Stuck between a rock and a hard place! Our app needs to find the closest N businesses that match specific tags. in the results, we need the full set of tags for each result. Here is the current queryString we are using… (NOTE: We have a local instance of nominatim and overpass setup working smoothly)
data=[out:json];(nwr(around:50000,24.5557,-81.78259)[“lgbtq”~“primary|friendly”];);out skel center qt;
We use the same query for different apps, each looking for specific tags. I’m looking for advice on a modified query strategy to meet the requirements of finding the closest N businesses around a lat/lng with full tags in the results. Here are some of the drawbacks in the current approach…
The ‘skel’ output filter is faster but does not include full tags in the result
The ‘body’ output filter is unacceptably slower but does include full tags in the result
The ‘ids_only’ filter is must faster, but apparently the nominatim API does not provide a way to get full tags for IDs
#3 was the strategy we thought would be the most performant… get matching IDs using overpass and get full data using nominatim. However, nominatim’s ‘extratags’ parameter does not provide the full set of tags that we need. How can we get full tags by ID using either Overpass or Nominatim?
To find the ‘closest’ N places, we calculate the distance for each result, sort by distance and chop N results from the top. Side question: does OSM APIs provide any sorting options by distance? The ‘qt’ sort does not provide sufficiently granular distance sorting. Have not yet checked the performance impact of removing the option as it does not provide with any benefit for our more precise needs.
If you go this far, thanks for reading my rather long post! Any advice would be most helpful.
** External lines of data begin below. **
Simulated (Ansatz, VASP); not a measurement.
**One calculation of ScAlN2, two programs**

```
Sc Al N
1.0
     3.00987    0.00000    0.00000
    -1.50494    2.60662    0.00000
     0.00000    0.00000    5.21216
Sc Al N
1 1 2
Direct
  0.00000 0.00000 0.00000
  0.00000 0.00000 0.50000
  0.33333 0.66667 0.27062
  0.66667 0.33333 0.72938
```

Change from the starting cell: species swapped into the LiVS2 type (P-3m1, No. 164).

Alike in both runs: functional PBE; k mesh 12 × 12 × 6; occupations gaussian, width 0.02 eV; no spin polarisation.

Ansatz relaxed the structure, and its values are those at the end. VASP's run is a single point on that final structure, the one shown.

Also you can convert pois to centroids using osmconvert & filter for a wide range of POIs with osmfilter. Such a data set will probably give you what you want & can be used to populate a Nominatim style database (although you still need Geocoding to find the point around which you want to retrieve data). I pulled out all the world’s retail establishments a few years ago doing this & it worked very well for my analysis: this was around 10 million POIs at the time.
Hmmm… centroids… hmmm, that may be an option down the pike a bit as it sounds like a pretty serious investment. But curious, what kind of performance gains did you see with precalculating POIs with similar requirements?
Too much noise in the channel to provide any discreet performance numbers between ‘around’ and ‘bbox’ alternatives. I assume bbox is faster and less load bearing based on earlier comments, but have not been able to get clean measurements yet to prove it. It’s not markedly faster though.
I have minutely updates going, but may back off to an afterhours daily to take a load off the server. Response time variance is pretty high, wildly swinging from 5s to 60s. It appears there is some sort of server caching in play as a repeat request does run faster. Now if only I could prime the infinitely large cache with searches from various key parts of the planet, I might feel a bit better about application response time.
Thanks for providing some alternatives and additional context. Just barely under the curtain at this point.